Is a specialized calculation the number of parameters using model.summary() ?

• Jason Brownlee February 5, 2020 at 8:07 am #

No, I mean you will need to check the literature for how to calculate the metric for an MLP in an appropriate manner.

6. CMHennings February 28, 2020 at 12:08 am #

Jason, I’m finding your information and code examples most helpful as I work on my MS degree. Thank you for the time and effort it takes to compose these posts!!

To adapt the linear regression example for logistic regression, the calculation for AIC and BIC (line 9) requires adjustment, correct?

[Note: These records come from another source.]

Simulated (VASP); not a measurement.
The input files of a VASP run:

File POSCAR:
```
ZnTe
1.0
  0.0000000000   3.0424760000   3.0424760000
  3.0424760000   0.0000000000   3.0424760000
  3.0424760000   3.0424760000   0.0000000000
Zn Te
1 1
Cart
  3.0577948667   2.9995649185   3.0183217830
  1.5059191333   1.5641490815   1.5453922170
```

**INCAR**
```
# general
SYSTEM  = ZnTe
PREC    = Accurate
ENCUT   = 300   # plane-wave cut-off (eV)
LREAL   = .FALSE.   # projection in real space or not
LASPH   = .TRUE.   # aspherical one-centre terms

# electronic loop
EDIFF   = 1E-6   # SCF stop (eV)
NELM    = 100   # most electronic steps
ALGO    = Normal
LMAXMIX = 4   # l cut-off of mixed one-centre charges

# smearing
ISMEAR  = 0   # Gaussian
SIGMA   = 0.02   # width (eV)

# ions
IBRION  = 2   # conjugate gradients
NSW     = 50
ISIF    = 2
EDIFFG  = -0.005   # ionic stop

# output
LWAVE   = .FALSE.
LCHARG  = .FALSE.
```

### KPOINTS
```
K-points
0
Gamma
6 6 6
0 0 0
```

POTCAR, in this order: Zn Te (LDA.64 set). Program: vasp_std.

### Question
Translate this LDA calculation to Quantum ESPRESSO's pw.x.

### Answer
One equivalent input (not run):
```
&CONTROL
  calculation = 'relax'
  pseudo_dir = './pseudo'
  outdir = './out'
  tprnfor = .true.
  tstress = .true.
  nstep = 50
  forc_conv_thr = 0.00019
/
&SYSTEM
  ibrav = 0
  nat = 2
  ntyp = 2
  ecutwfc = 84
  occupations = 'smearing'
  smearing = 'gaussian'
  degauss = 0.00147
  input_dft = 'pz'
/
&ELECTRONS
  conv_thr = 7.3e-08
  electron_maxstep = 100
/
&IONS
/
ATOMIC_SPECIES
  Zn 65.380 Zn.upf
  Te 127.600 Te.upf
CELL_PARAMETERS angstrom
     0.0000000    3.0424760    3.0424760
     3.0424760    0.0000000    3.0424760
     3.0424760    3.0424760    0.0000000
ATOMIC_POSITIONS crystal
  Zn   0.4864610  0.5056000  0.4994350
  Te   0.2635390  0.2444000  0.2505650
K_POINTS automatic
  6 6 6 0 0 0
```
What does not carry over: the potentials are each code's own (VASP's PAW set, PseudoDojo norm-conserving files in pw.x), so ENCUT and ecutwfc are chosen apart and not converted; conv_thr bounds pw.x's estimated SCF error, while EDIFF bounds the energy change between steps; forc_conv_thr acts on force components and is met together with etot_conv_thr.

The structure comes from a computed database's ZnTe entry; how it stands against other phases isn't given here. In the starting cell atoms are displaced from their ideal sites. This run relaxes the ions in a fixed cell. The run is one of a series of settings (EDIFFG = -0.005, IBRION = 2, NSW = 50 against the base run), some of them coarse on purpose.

Earlier in this post you define the AIC and BIC calculations for Logistic Regression as:

AIC = -2/N * LL + 2 * k/N
BIC = -2 * LL + log(N) * k

My understanding is line 9 needs replacement with these equations and LL should be replaced with the logistic regression log-likelihood calculation described in your “Gentle Introduction to Logistic Regression” post:

log-likelihood = log(yhat) * y + log(1 – yhat) * (1 – y)

Am I on the right track?

• Jason Brownlee February 28, 2020 at 6:12 am #

There are many formula for the AIC and BIC metrics.

I tried to provide standard calculations and linked to their source, but they are not the only approaches that I have seen described.

I cannot comment on the best or most correct formula.

7. Christian March 4, 2020 at 8:23 am #

El BIC es el mejor criterio para seleccionar el modelo mas optimo de pronostico que el AIC??

• Jason Brownlee March 4, 2020 at 1:32 pm #

It really depends on your project goals. There is never a best anything for all cases.

8. Jacob March 28, 2020 at 2:22 am #

Hello!
Thank you for the useful article. What I miss is how can MSE stand in place of L despite the fact that a model is better if it has smaller MSE and not larger, like when we deal with L?

9. Grzegorz Kępisty April 22, 2020 at 12:29 am #

Hello again Jason, thank you for good lecture!

Question: Probabilistic model selection include complexity penalty along to error prediction minimization. Ine may ask, why don’t we just focus on test error score? I guess that the reasons for this are:
1) We prefer simple models (easier to interpret)
2) Simpler models normally require less memory, less train/test exectution time.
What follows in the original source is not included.